Tuesday, 23 May 2006
Seanad Eireann Debate
Ms White: I thank the Minister of State for taking this matter on the Adjournment. I am asking the Minister for Justice, Equality and Law Reform to outline his plans for specific legislation to outlaw the abhorrent trafficking of women for sex, as recommended in the report of the Department of Justice, Equality and Law Reform and the Garda Síochána working group on trafficking in human beings, published on 5 May 2006.
The trafficking of human beings for sexual exploitation is not a new phenomenon, but in recent times it has become a problem for Ireland on a scale never seen before. I understand that the Department of Justice, Equality and Law Reform is in the process of preparing legislation to bring Ireland into compliance with EU directives and that legislation to make human trafficking for sexual exploitation a specific offence is forthcoming. I wish to underline the seriousness of the problem and to implore the Minister to introduce legislation. We have slipped up in not implementing the EU directives before now. We need legislation that will not only punish those responsible but will also facilitate the prevention and reporting of this appalling crime.
As immigration becomes a normal feature of Irish life, we must be careful that we do not create a culture where immigrants who have been brought into this country illegally are afraid to come forward to report that they are being abused and exploited. We must not allow our immigration policy to prevent us from ensuring that the human rights of every person in our jurisdiction are protected to the maximum extent possible. This is never more important than when considering the plight faced by young women brought into this country illegally to work in the sex trade. We must combat the misconception that this trade is one that women enter into of their own free will.
Often, young women are taken from their homes and families in eastern Europe, seduced by the promise of a better life, only to be reduced to slavery by evil people. The young women are told that members of their family will be killed if they try to escape and they are fed lies about what the Irish authorities will do if they go to them for help.
We must ensure that everyone in Ireland knows that their rights are absolute and that they will be treated with compassion and respect by the authorities. Creating such an environment necessitates acknowledging that the trafficking of human beings for sex is an issue in Ireland, alerting all Irish people to the problem, explaining the seriousness of the situation and the appalling abuse of women and children that the sex trade entails and encouraging people to report any suspicions they may have.
I implore the Minister to do everything in his power to create a situation where victims of sex trafficking are treated as victims and not criminals. We must stamp out the sex trade in Ireland immediately.
Mr. Gallagher: I thank Senator White for raising this important issue and for giving me the opportunity to respond on behalf of the Minister for Justice, Equality and Law Reform who could not be here tonight, for which he sends his apologies to the House and to Senator White.
I wish to make clear to the House the Government’s commitment to dealing with trafficking in human beings. Human trafficking is a form of modern-day slavery. It is a growing international crime which has become a major global business for organised crime groups and networks.

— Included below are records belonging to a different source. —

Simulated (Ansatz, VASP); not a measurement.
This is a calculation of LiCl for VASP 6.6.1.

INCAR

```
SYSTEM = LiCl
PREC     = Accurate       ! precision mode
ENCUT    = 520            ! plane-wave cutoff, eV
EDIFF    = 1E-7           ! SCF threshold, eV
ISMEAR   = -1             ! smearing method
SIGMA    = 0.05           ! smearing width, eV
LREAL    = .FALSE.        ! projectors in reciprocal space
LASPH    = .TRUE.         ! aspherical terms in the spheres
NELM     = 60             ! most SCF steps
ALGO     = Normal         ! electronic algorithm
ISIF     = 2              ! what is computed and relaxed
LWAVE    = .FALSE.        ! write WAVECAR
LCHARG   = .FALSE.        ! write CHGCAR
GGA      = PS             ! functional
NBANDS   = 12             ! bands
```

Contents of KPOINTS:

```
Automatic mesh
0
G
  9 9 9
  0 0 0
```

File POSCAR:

I assure the House that action is being taken to combat this crime, which is being taken very seriously by my Department and the Garda Síochána. The Garda Síochána is very proactive in this area and from its intelligence gathering, surveillance and investigations to date, it reports that there is no evidence to suggest that trafficking of persons into Ireland for the purposes of sexual exploitation is widespread. To date, Garda operations have uncovered a small number of trafficking cases.
The international evidence also supports this view. In the recently published United Nations report, Trafficking in Persons: Global Patterns, Ireland ranks at the low end of destination or transit countries in western Europe. However, we are still at risk. While the incidence of trafficking in Ireland to date is limited, we face the same threats as those faced by many other countries worldwide.
Gardaí take a proactive approach and are ever vigilant to ensure that any allegations relating to the trafficking of women for sexual exploitation are vigorously investigated. While evidence of the involvement of criminal gangs in the trafficking or smuggling of non-nationals into the State is scarce, a number of specific operations have been put in place with a view to the prevention and detection of any such activity. These operations are ongoing.
On 5 May I published the report, to which Senator White referred, of the working group on human trafficking comprising representatives of my Department and the Garda Síochána. It is very informative with regard to the situation in Ireland and the State’s response to this issue on a number of fronts, including immigration controls, law enforcement activity, protection of victims and legislation. The report is clear evidence that my Department and the Garda Síochána are committed to tackling trafficking in human beings at a national level and to working with our European Union and other colleagues to tackle it internationally.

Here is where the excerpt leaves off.